What a lovely day …
July 22, 2018
What was planned as a simple dog walk in Dunfermline Glen turned into be much more … joined by 3 kids, 3 mums and another dog!
We ended up spending a couple of hours at the play park … dogs were having fun and then a nice wee drink (only diet coke for me!) and a meal at the Glen Tavern.
I thought I would be out for an hour or so .. but 4 hours later, Im just home … had a great time and met two lovely new women with the most beautiful wee twins …
A good day … now coffee, pj’s and telly time!
You will know
July 22, 2018
This is a happy and sad post all in one.
Yesterday I took the decision to block two people who no longer have a part in my life.
The first was a new “friend”, who tried to keep me as a dark little secret and who I know had lied to others about our “friendship”.
The second was my ex … as many of my friends know, I was deeply hurt by her actions, but after a few months of hurting and anger, we did seem to find our balance … I realised that I did not want her back … or, at the moment, have a “real life” friendship with her, simply because I would have found it difficult.
We did seem to fall into an online friendship, mostly just by messages, until I suddenly realised I was being open and honest about my life but in return I was receiving just a few words in reply.
I had no idea if I was just being a bit sensitive … so I asked her how she was … no reply…
The weird thing is, it was her wish for us to remain friends … not mine … and it took a lot of soul searching on my part to be able to even have any contact with her… but I realised that no matter how badly it ended and how hurt I was … during our time together, she made me happy … and so I thought I would swallow my pride and have some contact with her.
It now seems I was wrong to believe she wanted friendship and I find that quite sad.
She was the major part of my life, we shared a lot together and done a lot together and when we split I was lost for a lot of months … one day I thought I was in a happy and settled relationship and the next, nothing.
Obviously, having a new girlfriend makes me less important in her life, which is understandable … but to walk away after hurting me so much, wanting friendship and then not, seems just another way to try to hurt me… but now, instead of being hurt, I just think “oh well … your loss” …
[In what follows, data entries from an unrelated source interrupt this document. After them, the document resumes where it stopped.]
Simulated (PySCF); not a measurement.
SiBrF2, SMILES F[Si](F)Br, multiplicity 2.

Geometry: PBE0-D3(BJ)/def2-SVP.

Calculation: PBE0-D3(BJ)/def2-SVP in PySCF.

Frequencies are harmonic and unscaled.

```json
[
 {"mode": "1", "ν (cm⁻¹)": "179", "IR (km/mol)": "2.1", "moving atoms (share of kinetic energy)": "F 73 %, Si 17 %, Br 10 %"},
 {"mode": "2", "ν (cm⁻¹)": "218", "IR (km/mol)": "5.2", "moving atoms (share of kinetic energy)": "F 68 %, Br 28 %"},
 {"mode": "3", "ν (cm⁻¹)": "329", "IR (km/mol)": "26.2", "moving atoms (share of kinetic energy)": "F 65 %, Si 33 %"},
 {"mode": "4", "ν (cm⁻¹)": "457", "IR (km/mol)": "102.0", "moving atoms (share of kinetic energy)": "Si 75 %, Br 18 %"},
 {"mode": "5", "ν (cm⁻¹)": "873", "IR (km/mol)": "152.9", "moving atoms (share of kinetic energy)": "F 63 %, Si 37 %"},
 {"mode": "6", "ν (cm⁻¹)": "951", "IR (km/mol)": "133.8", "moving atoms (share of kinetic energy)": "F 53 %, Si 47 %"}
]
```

I wish both the above people all the best in life … in many ways I still miss them both .. but I also feel sorry for them both…. however, I have my boundaries … and both broke them and I realise that I was not meant to be part of their lives, not because of my actions, but because of theirs.
I guess we all have different morals and standards … and to be honest, I have enough fantastic friends, without having to chase others who have no respect for me.
Definitely time to close the door to the past.